Though I think the abuse of stock options is most galling, here are two more accounting conventions that raise the hair on the back of my neck.
In addition to the rampant abuse of options, the use of earnings before taxes, depreciation and amortization (EBITDA) as a gauge for FCF really irks me. Until Wall Street stops using EBITDA to value stocks and confuse investors, the equity markets will be a dangerous and non-shareholder friendly place to invest.
Recently I have noticed many companies, with technology companies again leading the way, bringing back EBITDA on press releases as a way to measure results. It is particularly unnerving because the use of EBITDA, as a measure of free cash flow totally ignores the strength or weakness (in most cases weakness) of a company’s balance sheet. The beloved EBITDA excludes interest expense because supporters argue that it is not a measure of the ongoing business profitability. I reject such arguments completely. How a business funds itself is completely a fair measure of the strength of the business. Most of the silly dot com companies of the late 1990’s only existed because they had unlimited access to the capital markets, once their funding sources dried up, they began to run out of money and go out of business.
The second glaring problem with EBITDA results is that they exclude ongoing capital expenditures, and to make matters worse they actually include an adjustment for depreciation and amortization expense. To this day no one has told me how excluding ongoing capital expenditures (to maintain current business levels) is not important to a company’s operations.
The bottom line on EBITDA, if you read or hear a company touting EBITDA results, run for the hills. There is no reason any responsible management team would bring up such a useless financial measure other than to confuse and deceive investors.
Just like EBITDA, pro forma results are generally meaningless. Companies release pro forma income statements in conjunction with generally accepted accounting principle (GAAP) income statements in an effort to show investors what results would have been if a number of things did not happen or were excluded from results. Whereas EBITDA adds real expenses back to earnings, pro forma results generally exclude certain expenses or so-called one-time charges. Only problem is that often the one-time charges repeat year after year.

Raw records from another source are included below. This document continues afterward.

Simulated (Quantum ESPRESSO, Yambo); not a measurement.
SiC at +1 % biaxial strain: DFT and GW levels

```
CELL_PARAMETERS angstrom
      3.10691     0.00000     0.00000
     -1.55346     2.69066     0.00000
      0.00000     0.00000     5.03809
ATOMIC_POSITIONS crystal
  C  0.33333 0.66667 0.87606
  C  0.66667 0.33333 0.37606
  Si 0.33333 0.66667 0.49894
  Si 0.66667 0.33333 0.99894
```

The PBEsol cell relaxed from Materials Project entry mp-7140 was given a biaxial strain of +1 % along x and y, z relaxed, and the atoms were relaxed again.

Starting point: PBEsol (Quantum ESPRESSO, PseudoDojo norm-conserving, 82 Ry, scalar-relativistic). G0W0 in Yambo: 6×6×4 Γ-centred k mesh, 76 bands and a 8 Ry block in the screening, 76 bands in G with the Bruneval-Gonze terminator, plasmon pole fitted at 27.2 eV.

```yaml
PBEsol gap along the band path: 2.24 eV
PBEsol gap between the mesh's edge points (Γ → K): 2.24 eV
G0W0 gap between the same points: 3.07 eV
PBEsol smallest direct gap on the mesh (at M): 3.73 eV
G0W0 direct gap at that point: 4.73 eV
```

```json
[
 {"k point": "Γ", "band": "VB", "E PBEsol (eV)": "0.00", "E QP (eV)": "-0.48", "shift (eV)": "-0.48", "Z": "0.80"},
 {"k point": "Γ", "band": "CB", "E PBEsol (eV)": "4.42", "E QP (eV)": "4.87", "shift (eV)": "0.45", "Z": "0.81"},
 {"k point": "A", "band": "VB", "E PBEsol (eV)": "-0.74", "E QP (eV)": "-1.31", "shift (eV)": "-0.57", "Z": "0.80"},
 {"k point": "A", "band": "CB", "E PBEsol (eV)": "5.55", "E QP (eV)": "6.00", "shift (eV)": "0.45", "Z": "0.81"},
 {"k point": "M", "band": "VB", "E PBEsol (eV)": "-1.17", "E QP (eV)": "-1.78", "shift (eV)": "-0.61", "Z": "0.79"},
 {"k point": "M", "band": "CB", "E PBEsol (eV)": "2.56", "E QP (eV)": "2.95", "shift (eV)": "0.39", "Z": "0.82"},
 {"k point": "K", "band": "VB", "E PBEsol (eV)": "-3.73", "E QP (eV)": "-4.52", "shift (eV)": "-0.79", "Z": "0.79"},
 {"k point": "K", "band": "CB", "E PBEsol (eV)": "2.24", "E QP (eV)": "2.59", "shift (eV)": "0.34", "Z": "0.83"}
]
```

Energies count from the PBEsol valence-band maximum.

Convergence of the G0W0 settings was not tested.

Pro forma earnings releases came about in an effort to normalize results for investors. Management figured a little handholding could go a long way. At PV I don’t need handholding, I need honest management teams. Pointblank, the use of pro forma results is nonsense.
Just like in January 2000, use of pro forma results are on the rise again today. Technology companies are once again by far the biggest abusers of pro forma, but all industries can be guilty. My advice is to avoid companies that use pro forma reporting – they don’t want you to know the truth.